Wednesday, May 2, 2012

Movie Review: The Raven

The Raven ** Directed by: James McTeigue.
Written by: Ben Livingston & Hannah Shakespeare.
Starring: John Cusack (Edgar Allan Poe), Luke Evans (Detective Fields), Alice Eve (Emily Hamilton), Brendan Gleeson (Captain Hamilton), Kevin McNally (Maddux), Oliver Jackson-Cohen (John Cantrell), Jimmy Yuill (Captain Eldridge), Sam Hazeldine (Ivan).

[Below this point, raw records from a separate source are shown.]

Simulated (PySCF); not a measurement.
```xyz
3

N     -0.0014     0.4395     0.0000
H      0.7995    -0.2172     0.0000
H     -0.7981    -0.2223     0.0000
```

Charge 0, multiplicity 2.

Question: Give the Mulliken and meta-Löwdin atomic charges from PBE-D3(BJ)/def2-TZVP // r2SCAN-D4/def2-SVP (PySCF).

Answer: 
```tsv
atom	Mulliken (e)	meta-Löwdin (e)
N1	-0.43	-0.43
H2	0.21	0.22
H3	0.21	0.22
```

I’m not going to pretend to be a big Edgar Allan Poe fan, but I have read some of his work, and enjoyed it highly.  He remains known, more than 150 years since his death, for his horror stories, which were shocking in their day, but tame by today’s standards. Yet it isn’t because of the violence that people still read Poe – it’s for the writing itself, which is creepy and poetic. His writing, while violent, is built on that poetic language, and the mounting sense of dread and madness in his best known works. They contain blood and murder, but that is not what defines them. That will be what defines The Raven, the latest movie inspired by Poe however. But this is not an adaptation of his work, but a serial killer thriller that has Poe as its central character – because his writing has inspired the killer. So the police, obviously, enlist his help to try and capture the killer.

The movie is set in Baltimore in October of 1849 – the final weeks of Poe’s life. Poe (John Cusack) is broke, trying to eke out a living based on his writing, but really spending most of his time trying to get a drink. He is in love with Emily Hamilton (Alice Eve), the daughter of a figure of some importance in Baltimore, Captain Hamilton (Brendan Gleeson), who of course hates Poe. But when a mother and daughter are murdered, and the cops cannot figure out how the killer escapes, since the door was locked from the inside, and the window nailed shut, Detective Fields (Luke Evans) is called to the scene. When he figures out how the killer escaped, he remembers a story he read where the killer did the same thing – and calls in Poe as a suspect. And when a rival of Poe is killed in the same way that Poe described in The Pit and the Pendulum, the plot thickens. It seems someone is killing people in the way Poe described to draw him into a game of cat and mouse. When Emily is kidnapped, the stakes are raised.

The Raven may have failed immediately by casting John Cusack as Poe. This is not an insult towards Cusack, who is a talented actor. Had this been a real biopic of Poe, portraying him as the tormented soul he is, Cusack may have been able to pull it off. The problem is The Raven is not a biopic – it is an over the top, bloody serial killer movie with Poe as a Sherlock Holmes type character. As a result, Cusack seems too subdued to be effective in this role. Someone like Robert Downey Jr., Johnny Depp or even Nicolas Cage could have very easily gone into the over the top theatrics that is required for this movie to be effective. He isn’t aided very much by his cast mates. I could never really get a read on Luke Evans, who seems at times to want to channel Downey’s theatrics as Sherlock Holmes, but was holding back to overpower the rest of the movie. Brendan Gleeson is a great character actor who can do this role in his sleep – and unfortunately, that it what it appears like he does this time out. Alice Eve is certainly beautiful, but she lacks personality in this movie – and her role is underwritten.
 
Directed by James McTeigue, The Raven is violent, special effects laden serial killer film that at times seems to be trying to be a gruesome horror tale, yet never quite gets there. McTeigue’s first film as a director was V for Vendetta, but as each new film comes along (he reshot much of the horrible The Invasion with Daniel Craig and Nicole Kidman and made the forgettable action film Ninja Assassin before The Raven), it’s beginning to feel more and more like it was producer, The Wachowski Brothers (The Matrix), who really had control of V for Vendetta. This is because while McTeigue’s films since his debut have been technically fine, they do not share the same attention to detail, story and acting that his first one did. The Raven just never really gets off the ground.